# First tank!



## cubetank (May 25, 2014)

This is my first post re: my first tank!! Its a 33G starfire cube started on new year's day. High-tech planted with 10 cardinals, 10 rummynose, 5 white cloud, 2 GBRs, 1 unidentified, nerites and amanos...photo to follow (I hope!). Any feedback? Suggestions? Tips and tricks? Thanks in advance!


----------



## cubetank (May 25, 2014)




----------



## Exile90 (Aug 28, 2011)

Looks great. 

The only thing I'm not too sure about is mixing GBR who like warmer water temperature with minnows who prefer the water to be on the cold side..


----------



## cubetank (May 25, 2014)

Thanks exile!


----------



## TorontoPlantMan (Aug 16, 2013)

Thats a really nice looking tank, much better than my first tank thats for sure lol.

Care to share any of your details? Lighting? CO2? Fert Schedule? Etc


----------



## cubetank (May 25, 2014)

Wow, thanks PlantMan! I must say that its been a combination of obsession these first few months and a tonne of good luck, especially after a near total rescape in month 2 due to a hair algae invasion. 

I use the Tropica liquid ferts - premium growth every second day but this week I started adding some specialized growth and plan to alternate the 2 types every 2 days or so. I can't tell you what my CO2 runs at, only that I try to keep my Ph at ~6.8 and I run my lights 4hrs on, 1hr off and then 5.5hr more. I'm feeding every second day but welcome your feedback on that front as well as I think I'm fairly fully stocked (just added 6 sparrow rasboras, they're so cute!). 

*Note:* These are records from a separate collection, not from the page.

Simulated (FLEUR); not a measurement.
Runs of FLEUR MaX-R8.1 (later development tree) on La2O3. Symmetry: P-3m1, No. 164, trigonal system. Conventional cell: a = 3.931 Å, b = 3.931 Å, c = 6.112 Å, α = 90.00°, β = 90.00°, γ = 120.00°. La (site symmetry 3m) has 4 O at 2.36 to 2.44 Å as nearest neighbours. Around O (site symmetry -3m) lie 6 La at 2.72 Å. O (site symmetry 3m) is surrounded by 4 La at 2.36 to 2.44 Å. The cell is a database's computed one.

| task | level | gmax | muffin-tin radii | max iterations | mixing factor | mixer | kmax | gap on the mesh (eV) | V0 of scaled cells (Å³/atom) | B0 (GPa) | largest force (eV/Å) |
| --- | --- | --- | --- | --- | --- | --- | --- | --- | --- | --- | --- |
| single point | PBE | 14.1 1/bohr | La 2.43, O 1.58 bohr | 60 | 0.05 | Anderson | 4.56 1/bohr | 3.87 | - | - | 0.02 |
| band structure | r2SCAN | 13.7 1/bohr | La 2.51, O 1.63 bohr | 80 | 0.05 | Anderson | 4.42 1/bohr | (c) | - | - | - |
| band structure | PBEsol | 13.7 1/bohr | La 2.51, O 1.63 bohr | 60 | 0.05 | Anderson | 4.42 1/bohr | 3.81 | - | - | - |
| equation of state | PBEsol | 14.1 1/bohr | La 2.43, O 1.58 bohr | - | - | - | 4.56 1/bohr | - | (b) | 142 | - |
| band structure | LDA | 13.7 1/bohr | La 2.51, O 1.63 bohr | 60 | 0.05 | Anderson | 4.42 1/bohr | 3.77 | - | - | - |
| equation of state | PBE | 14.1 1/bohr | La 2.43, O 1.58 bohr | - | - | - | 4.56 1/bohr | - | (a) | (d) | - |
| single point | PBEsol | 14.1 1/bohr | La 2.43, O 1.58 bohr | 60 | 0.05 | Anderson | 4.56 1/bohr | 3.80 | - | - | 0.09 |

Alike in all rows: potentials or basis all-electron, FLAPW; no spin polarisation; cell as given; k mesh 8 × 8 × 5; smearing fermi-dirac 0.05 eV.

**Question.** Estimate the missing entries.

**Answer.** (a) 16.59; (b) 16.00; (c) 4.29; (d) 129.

Lastly, I noticed your Alternanthera R. Mini and immediately wondered if I don't need to find myself some to add variation to the right side of my tank (intermixed with the Staurogyne)?! Sure wish I'd kept better track of what plants I added and when...didn't think it'd be so hard to tell one from the other after a while!!


----------



## Reckon (Mar 6, 2013)

Wow that is indeed a very nice 1st tank! Mine wasn't nearly as nice; a handful of java fern and blue gravel!
I think you are right in that you can move the staurogyne repens forward to around the rocks and put in Alternanthera mini behind them in a little bush.
You can even add some downoi in front of the tree to add a bit more variance. They'll look a little bit like bushes at the edge of the woods


----------



## cubetank (May 25, 2014)

My tree is finally growing in!!


----------



## Jaysan (Dec 19, 2011)

that is one hell of a nice first tank!
Kudos!


----------



## rburns24 (Jan 31, 2011)

jaysan said:


> that is one hell of a nice first tank!
> Kudos!


-
+1
-

-----


----------



## tranceaddict (Apr 3, 2011)

very nice, well organized.


----------



## cubetank (May 25, 2014)

Mayday! Its not even a year old and I find myslef thinking about other scapes...or a second tank. SOS!


----------



## Dee2010 (Mar 26, 2013)

It happens to the best of us!! Lol

Btw nice job for a first tank!!


----------



## bobby (Feb 27, 2012)

Nice tank! Which substrate did you use?

Thanks for sharing


----------



## cubetank (May 25, 2014)

Thanks! Bobby, its aquasoil from AI.


----------



## Reckon (Mar 6, 2013)

Wow The fissidens moss tree is looking fantastic. Hey what type of diffuser are you using?


----------



## jimmyjam (Nov 6, 2007)

the fissidans looks great . looking solid so far. good job


----------



## cubetank (May 25, 2014)

My new scape!! Still figuring out my dosing of liquid ferts...lots of holes in my a.reineckii ;(









Sent from my SGH-I337M using Tapatalk


----------